In this post, I will share with you an options trading example and how you can use this best option strategy to earn $1+ million dollars a year by trading options.
Earning a million dollars a year by trading options may be a bit misleading because you will need to have a multi-million dollar account. In general, we target a return of around 40% a year.
My options trading example: In 2017, I earned 72 percent. In 2019, my smaller account was up 117% with a 100% win rate!.
If you want to make consistent profits, your goal should be to learn a legitimate strategy for the long-term.
Options trading for beginners is very difficult, primarily because a few mistakes can end up being very costly.
If you want to read about an options trading example and strategy you can use to start making money, then this blog post is definitely for you.
Additionally, you can also read this blog post which is an options trading guide.
Making Money with Options Key Points
How to Easily Trade Options [My Story]
I know that a lot of people are greedy. They're not satisfied with earning ~3% a month.
The reality is that if you try to make more money, you're also going to assume more risk, which will increase the likelihood of losing money.
I want to share with you my personal options trading example and how to trade options easier.
Who am I? My name is David Jaffee. Who is David Jaffee?
I graduated from an Ivy League University and I worked as an investment banker for five years (click for a video about my experiences).
Despite my background, I still gave in to my inherent human greed to make more money as quickly as possible.
I can tell you that it really sucks when you lose money and if you'd like to learn from my options trading example, then it's possible that you won't make the same mistakes that I have.
I'm OCD and fanatical about making money and optimizing my trading which has enabled me to constantly improve.
Don't be greedy. You can earn ~3% a month using the options trading example strategy I am going to share with you in this post.

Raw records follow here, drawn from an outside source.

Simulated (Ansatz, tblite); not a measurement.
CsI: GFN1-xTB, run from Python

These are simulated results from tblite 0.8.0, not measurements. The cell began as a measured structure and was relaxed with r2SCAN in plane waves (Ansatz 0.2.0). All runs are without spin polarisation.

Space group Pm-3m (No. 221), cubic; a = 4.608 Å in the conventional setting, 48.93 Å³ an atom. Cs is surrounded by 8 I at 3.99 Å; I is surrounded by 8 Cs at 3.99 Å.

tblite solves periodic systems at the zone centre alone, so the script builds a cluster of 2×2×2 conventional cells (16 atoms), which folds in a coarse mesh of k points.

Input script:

My Options Trading Example
The most important thing that you need to do is limit your information sources. We live in a society where there's way too much information and there's not enough action.
You want to turn yourself into a creator and not a consumer.
The second thing that you want to do is to evaluate your account size. If you have an account size that is below $15,000 - $20,000 then you want to have a watch list with five securities on it.
You must also remember that you should have no more than 1-2 positions / trades on at a time (focus on trading B+ and A- opportunities).
You'll have a watch list of about ~10 securities that you can choose from.
This is important if you want to earn money using my options trading example.
If you have a multi-million dollar account, I still believe it's best to only trade 4 - 6 securities at once.
I usually have positions on the following securities:
I sometimes also have positions on McDonald's and Microsoft as well.
I watch these stocks and get comfortable with the recent trading range.
For Facebook, which at the time I'm writing this, is trading around $175, I know that its recent trading range is around $170 to around $182 dollars.
I simply wait for Facebook to fall to the low end of that trading range, to around
$172 dollars, and then I sell an out of the money naked put option with a strike price of around $158 dollars.
This is a good put option example and exemplifies our call and put options examples and options trading strategies.
Options Trading Strategy Tips
Be a Successful & Profitable Trader
Follow My Trades with Real-Time Trade Alerts
Options Trading Example: Naked Options
I know that a lot of people right now think that selling naked options is incredibly risky.
The people that say that are likely not successful and profitable traders.
Selling naked options can be a lot safer than selling vertical credit spreads because it
maximizes the credit that you receive.
It's much easier to manage and roll a naked position as opposed to a vertical credit spread.
Also, when you sell a naked option, it inherently reduces your buying power by substantially more than a vertical credit spread.
As a result, it protects you against your human desire to engage in greedy activities.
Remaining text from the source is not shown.